A Zen teacher who has studied koans for thirty years, John Tarrant directs the Pacific Zen Institute, a venture in meditation and the arts, and teaches culture change in organizations. He is the author of several books, including The Light Inside the Dark. He lives among the vineyards near Santa Rosa, California.

Excerpt. Reprinted by permission. All rights reserved.:

CHAPTER 1

Bodhidharma's Vast Emptiness

Emperor Wu of Liang asked the great master Bodhidharma,

"What is the main point of this holy teaching?"

"Vast emptiness, nothing holy," said Bodhidharma.

"Who are you, standing in front of me?" asked the emperor.

"I do not know," said Bodhidharma.

The emperor didn't understand. Bodhidharma crossed the Yangtze River and went to the kingdom of Wei.

Later, the emperor raised this matter with his advisor, Duke Zhi. The advisor asked,

"Your Majesty, do you know who that Indian sage was?"

"No I don't," said the emperor.

"That was Avalokiteshvara, the Bodhisattva of Compassion, carrying the seal of the Buddha's heart and mind."

The emperor felt a sudden regret and said, "Send a messenger to call him back."

Duke Zhi told him, "Your Majesty, even if everyone in the kingdom went after him he wouldn't return."



FORGETTING WHO YOU ARE AND MAKING USE OF NOTHING

To study the Buddha's way is to study the self,
to study the self is to forget the self.
To forget the self is to be awakened
by ten thousand things.

Eihei Dogen

Poetry arrived
to look for me. I don't know, I don't know where
it came from, from winter or river,
I don't know how or when,
No there weren't voices, there weren't words, or silence.

Pablo Neruda

If you are in a tight spot and nothing has worked, you probably think that you need a transcendent piece of wisdom to rely on. You might think that you need a foothold or a handhold. You might think that you need to improve yourself or your skills in some way. Here is a koan that suggests another possibility: the way through might be by not improving yourself and not finding a railing to take hold of. Here is a koan about how the way through can appear naturally if you are open to it taking an unfamiliar shape. This koan also contains the legend about how this understanding was brought to China from India.

The Koan

Bodhidharma's Vast Emptiness

Emperor Wu had two unusual experiences that changed his life. These essentially inward events led him to certain achievements that are remembered today, more than a millennium after his death. The first experience happened when his armies had to repel an invasion of horsemen from the northwest. The horsemen carried with them whatever they owned, and they weren't afraid to die. The emperor had himself ascended to the throne in the standard way, by overthrowing the previous, weakened monarch, and he believed that he understood the riders. To steady his troops he visited the front lines and sat in the firelight on a small hill. This is when the emperor had his first peculiar experience.

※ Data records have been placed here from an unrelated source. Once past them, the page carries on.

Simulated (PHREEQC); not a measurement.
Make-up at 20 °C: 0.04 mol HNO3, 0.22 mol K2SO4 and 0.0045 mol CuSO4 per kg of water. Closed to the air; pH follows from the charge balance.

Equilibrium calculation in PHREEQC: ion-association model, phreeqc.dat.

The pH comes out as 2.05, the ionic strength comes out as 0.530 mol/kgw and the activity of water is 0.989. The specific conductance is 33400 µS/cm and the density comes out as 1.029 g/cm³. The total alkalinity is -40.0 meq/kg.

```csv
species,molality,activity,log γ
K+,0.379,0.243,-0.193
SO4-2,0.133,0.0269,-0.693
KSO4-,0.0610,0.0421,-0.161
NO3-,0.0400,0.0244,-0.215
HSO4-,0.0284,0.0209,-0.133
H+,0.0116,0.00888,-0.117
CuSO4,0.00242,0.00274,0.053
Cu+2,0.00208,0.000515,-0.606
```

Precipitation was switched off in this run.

Banners whipped loudly overhead and the wind felt as though it were inside his chest, tearing and banging. Something of the desert's tedious immensity was conveyed to him. The wind cleansed him of any anxiety and also took away other things the solidity of which he had never questioned before. It took away his august rank and his name. He stopped planning, and he also stopped thinking about the outcome of the battle. When everything he usually depended upon was gone, he knew immediately what to do. In the predawn, just before the nomads liked to attack, he sent horsemen into the center of their camp and immediately pulled them back again. As the pursuit came, the center of his line kept falling back. The nomads rode into the vacuum he had opened and he closed on them from both sides.

After his return, while the ministers celebrated, the emperor went into the garden to be alone. On the hillside, he had felt quite certain that he was going to win. At that moment, in the wind and the vast land, he was small and unimportant, and this sense of his unimportance allowed him to be clear about what needed to be done. Being important now seemed to him to be just a prejudice that confined him.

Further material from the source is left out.